In that scenario, remove-module --no-preserve --force could skip the application-specific cleanup and proceed directly with the framework cleanup steps, such as removing Redis references and releasing allocated ports.

I tested to remove an app without homedir (moved away before) and it already works with the --force option.

There’s an error in the logs about the missing homedir but the app is removed correctly without throwing an error in the UI:

2026-06-09T20:43:38+02:00 [1:n8n2:podman] cannot resolve /home/n8n2: lstat /home/n8n2: no such file or directory

The remove-module actions are completed:

2026-06-09T20:43:39+02:00 [1::agent@node] task/node/1/0e789400-f6aa-48bf-86c2-f956f1e84eeb: action "remove-module" status is "completed" (0) at step validate-output.json
2026-06-09T20:43:39+02:00 [1::agent@cluster] task/cluster/8ffc54af-c8a7-465b-a44c-aef19696f263: action "remove-module" status is "completed" (0) at step validate-output.json

Did you remove entries from the redis db manually?

Maybe related:

1 Like

Not Really, there is a Bug in the Current erpenxt version, Whereby, Navigating to the build images, page, and saving the config, ends up breaking the app, without Option to recover, update or do anything elese, A while back i sa a similar situation occur ona differen tapp, i dont rememebr which one, and i have been trying to wonder what caused these kinds of failure.

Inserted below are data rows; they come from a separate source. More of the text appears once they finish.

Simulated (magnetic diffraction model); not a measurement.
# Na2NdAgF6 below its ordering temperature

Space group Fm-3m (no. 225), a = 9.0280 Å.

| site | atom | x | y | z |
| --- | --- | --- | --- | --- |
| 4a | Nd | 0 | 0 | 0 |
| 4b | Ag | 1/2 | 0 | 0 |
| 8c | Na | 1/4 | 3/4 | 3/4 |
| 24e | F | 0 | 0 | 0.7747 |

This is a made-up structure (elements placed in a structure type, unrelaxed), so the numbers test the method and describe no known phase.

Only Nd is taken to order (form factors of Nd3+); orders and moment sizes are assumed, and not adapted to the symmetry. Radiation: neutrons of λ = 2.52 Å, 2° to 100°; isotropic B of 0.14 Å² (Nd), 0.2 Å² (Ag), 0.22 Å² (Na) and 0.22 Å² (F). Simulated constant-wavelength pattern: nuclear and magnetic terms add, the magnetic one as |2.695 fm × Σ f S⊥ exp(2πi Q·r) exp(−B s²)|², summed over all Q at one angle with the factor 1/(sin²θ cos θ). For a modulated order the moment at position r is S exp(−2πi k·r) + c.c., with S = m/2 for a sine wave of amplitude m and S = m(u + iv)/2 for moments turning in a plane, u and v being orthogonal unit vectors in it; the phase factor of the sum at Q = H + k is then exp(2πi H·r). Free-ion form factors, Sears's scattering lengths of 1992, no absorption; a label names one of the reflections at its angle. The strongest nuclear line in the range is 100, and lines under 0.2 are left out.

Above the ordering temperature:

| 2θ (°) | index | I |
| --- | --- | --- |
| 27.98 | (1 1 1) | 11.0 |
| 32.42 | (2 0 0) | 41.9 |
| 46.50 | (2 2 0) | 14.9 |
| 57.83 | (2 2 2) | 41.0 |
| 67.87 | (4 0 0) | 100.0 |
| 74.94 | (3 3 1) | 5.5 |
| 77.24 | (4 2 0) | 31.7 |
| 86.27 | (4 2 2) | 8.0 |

attempts to remove the App, via all known means so far, would result in failure.

let me attempt the force command in this regards and reprot the findings.

@kemboielvis22 since we have Implemented Force rebuild, checkbox on he settings page, i think, we need to remove the Build images page, before it causes mayhem for someone.

Report:

using the --force appended, seems to solve the problem at hand.

the module was also compeltely removed, as well as from the UI.

thank you all.

1 Like